All of that is going to lead people to come back to work and therefore fill that gap between supply and demand– not just on the good side, but also on the wages side. And therefore, we think that CPI basically will probably come back to sort of the 3% level by March next year, and then maybe even further to the 2% level by the end of next year.
So we think it’s temporary, like the Fed does as well. That’s really key. Is the Fed going to stick to that view? And we think they– we think they will. The market seems to be a bit more confident about this as well. You’ve seen rate hike expectations come down, and you’ve seen long-term inflation expectations come down as well. So whilst it is a very important data point tomorrow, it will probably still be a temporary phenomenon.
AKIKO FUJITA: And, Willem, on the policy front, you’ve got the G7 Leaders Summit coming up. Of course, last weekend, we got those headlines from the finance ministers meeting in agreeing to at least have a floor on global corporate taxes. What are you expecting in terms of the Leader’s Summit and any headlines that you think could potentially move the market?

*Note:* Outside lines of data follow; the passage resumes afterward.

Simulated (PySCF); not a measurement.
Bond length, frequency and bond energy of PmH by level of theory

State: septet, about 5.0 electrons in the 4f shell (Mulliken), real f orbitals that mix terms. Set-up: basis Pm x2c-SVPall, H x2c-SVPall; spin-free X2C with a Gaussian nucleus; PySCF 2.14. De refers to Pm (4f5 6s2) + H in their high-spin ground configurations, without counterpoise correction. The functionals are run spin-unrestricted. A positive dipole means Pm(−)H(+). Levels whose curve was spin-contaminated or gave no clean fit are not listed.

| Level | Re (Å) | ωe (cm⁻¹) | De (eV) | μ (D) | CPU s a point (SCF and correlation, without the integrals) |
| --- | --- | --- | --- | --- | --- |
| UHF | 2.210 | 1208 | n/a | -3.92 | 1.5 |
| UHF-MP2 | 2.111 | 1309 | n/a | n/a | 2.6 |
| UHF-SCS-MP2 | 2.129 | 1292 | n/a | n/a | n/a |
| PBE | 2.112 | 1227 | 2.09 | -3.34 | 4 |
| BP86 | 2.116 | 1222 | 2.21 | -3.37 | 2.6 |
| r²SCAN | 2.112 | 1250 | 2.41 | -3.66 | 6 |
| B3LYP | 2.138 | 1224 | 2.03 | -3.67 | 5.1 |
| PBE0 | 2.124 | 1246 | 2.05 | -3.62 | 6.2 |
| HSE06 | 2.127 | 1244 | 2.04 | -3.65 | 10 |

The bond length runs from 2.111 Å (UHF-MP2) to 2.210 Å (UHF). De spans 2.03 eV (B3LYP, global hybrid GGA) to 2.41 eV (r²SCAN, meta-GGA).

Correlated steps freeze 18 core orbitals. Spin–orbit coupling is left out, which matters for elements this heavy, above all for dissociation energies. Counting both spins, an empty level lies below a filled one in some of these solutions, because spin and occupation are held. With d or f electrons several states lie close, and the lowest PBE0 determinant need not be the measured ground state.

WILLEM SELS: Yeah, so the market has not reacted too much to the G7 sort of agreement around that 15%, probably because it was something, of course, a topic that we knew they were going to talk about. Secondly, they still need to negotiate quite a lot with the G20 and then the OECD countries– the devil is in the detail. And then I do think that it will have an effect on individual companies.
So sometimes the work of an analyst is potentially even more important than that of a strategist or a CIO. The other thing to watch is what is happening to sort of the general tone of global collaboration between the US and other countries around the world– and in particular, around the topic of sustainability.
Lots of countries have promised a lot. Is there going to be more promises cemented into real action? So that will be something to watch as well.
AKIKO FUJITA: Willem Sels, HSBC Private Banking and Wealth Management Chief Investment Officer.